System.diskio obtaining NaN (Failed to serialize the event: unsupported float value: NaN)


(Pedro González Serrano) #1

We're just setting up metricbeat and getting in a bunch of machines communication errors with logstash:

|2018-11-15T12:01:59.051+0100|INFO|pipeline/output.go:95|Connecting to backoff(async(tcp://anonDEST_HOST:anonDEST_PORT))|
|---|---|---|---|
|2018-11-15T12:01:59.088+0100|INFO|pipeline/output.go:105|Connection to backoff(async(tcp://anonDEST_HOST:anonDEST_PORT)) established|
|2018-11-15T12:01:59.130+0100|ERROR|logstash/async.go:256|Failed to publish events caused by: read tcp anonSRC_HOST:anonSRC_PORT->anonDEST_HOST:anonDEST_PORT: use of closed network connection|
|2018-11-15T12:01:59.130+0100|ERROR|logstash/async.go:256|Failed to publish events caused by: unsupported float value: NaN|

We got that with versions 6.4.2, 6.4.3 and 6.5.0

Tracing the communication errors we've found they are caused by system.diskio (disabling it makes everything work smooth)

Drilling into the issue, when using file output and only system.diskio with logging.level debug we only get in the logs:

2018-11-15T14:32:54.612+0100    WARN    fileout/file.go:127     Failed to serialize the event: unsupported float value: NaN
2018-11-15T14:32:54.612+0100    WARN    fileout/file.go:127     Failed to serialize the event: unsupported float value: NaN

Despite of the error some events get logged at the file


(Jaime Soriano) #2

Hi @niteman and welcome :slight_smile:

This looks like a bug, could you provide more details about your scenario so we can try to reproduce it? It could be specially useful to know the operating system and the configuration for diskio metricset. For this case it can be also relevant to know if you use some special storage system in this host.

Thanks for reporting!


(José Maia) #3

Reporting the same issue.

My configuration for diskio is as vanilla as it gets:

- module: system
  metricsets:
    # CPU stats
    - cpu
    (...)
    # IO stats
    - diskio
   (...)
  enabled: true
  period: 10s
  processes: ['.*']
  cpu.metrics: ["percentages", "normalized_percentages"]

running processors:
processors:
- add_docker_metadata: ~
- add_cloud_metadata: ~
- add_locale: ~

I observed the issue on 7 different machines I created over the last couple of days and added monitoring to today. They are all Ubuntu 16.04 LTS Azure VMs, created with Canonical's images.
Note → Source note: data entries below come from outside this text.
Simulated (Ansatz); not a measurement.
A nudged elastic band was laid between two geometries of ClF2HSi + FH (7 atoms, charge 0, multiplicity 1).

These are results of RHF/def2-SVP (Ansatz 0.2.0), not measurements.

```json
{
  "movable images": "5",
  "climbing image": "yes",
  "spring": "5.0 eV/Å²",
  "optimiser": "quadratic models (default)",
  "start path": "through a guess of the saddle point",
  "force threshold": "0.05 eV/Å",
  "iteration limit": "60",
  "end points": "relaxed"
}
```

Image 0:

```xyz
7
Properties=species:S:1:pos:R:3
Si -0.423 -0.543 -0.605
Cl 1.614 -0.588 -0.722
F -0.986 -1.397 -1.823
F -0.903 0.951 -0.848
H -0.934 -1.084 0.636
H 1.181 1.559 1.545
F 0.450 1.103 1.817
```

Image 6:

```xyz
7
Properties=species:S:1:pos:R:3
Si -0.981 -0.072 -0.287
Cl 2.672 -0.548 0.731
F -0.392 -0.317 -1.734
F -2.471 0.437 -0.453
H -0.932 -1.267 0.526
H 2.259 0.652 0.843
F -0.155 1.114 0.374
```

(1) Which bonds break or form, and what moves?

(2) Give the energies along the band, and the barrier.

Observed on Metricbeat 6.5.0, with Logstash at 6.4.2 and 6.5.0 (i upgraded to see if it'd fix the bug).


#4

If it helps, I am seeing the same issue on fresh install of metricbeat with Elasticsearch as output with both products on 6.5 which was working on 6.4 with same metricbeat.yml on client.

Commenting out diskio from metricbeat.yml removes the error from log.

ERROR elasticsearch/client.go:374 Failed to encode event: unsupported float value: NaN

OS on Client and Server is Debian 9.5 Stretch fully patched running on Cloudstack VM's (KVM).


(Pedro González Serrano) #5

@jsoriano details:

  • New package instal
  • Server details: Bate metal with hardware RAID controller
  • Versions:
# cat /etc/debian_version 
8.10
# metricbeat version
metricbeat version 6.5.0 (amd64), libbeat 6.5.0 [ff5b9b3db49856a25b5eda133b6997f2157a4910 built 2018-11-09 18:03:04 +0000 UTC]
  • Config:
---
name: anon_host
fields_under_root: false
logging:
  level: debug
  files:
    keepfiles: 7
    name: metricbeat
    path: "/var/log/metricbeat"
    rotateeverybytes: '10485760'
  metrics:
    enabled: false
    period: 30s 
  selectors: :undef
  to_files: true
  to_syslog: false
queue:
  mem:
    events: 4096
    flush:
      min_events: 0
      timeout: 0s
metricbeat:
  modules:
  - module: system
    metricsets:
    - diskio
    enabled: true
    period: 10s 
output:
  file:
    enabled: true
    path: "/tmp/metricbeat"

(Jaime Soriano) #6

Thanks all for the details, I have opened a new issue https://github.com/elastic/beats/issues/9124


(Steve) #7

I'm seeing the same thing on RHEL 7.3 after installing 6.5...


#8

As a workaround to get metricbeat back working I cloned the 6.5 branch and built with the changes in Cherry-pick #9125 to 6.5: Fix division by zero on diskio metricset #9137 to diskstat_linux.go and I can confirm that the issue is gone.

metricbeat version 6.5.1 (amd64), libbeat 6.5.1 [1e936aef2a0bdca6e8709b3624aa1c9dbac102b2 built 2018-11-17 03:13:22 +0000 UTC]


(John) #9

diskio is not reporting well due to this, and still having same log error with metricbeat-6.5.1-1 :frowning:


#10

From the release notes, it looks like issue #9124 was not included in the 6.5.1 release that is now in the deb repository. My recompile above that got it back working was by editing the source myself before building with the changes to diskstat_linux.go on github.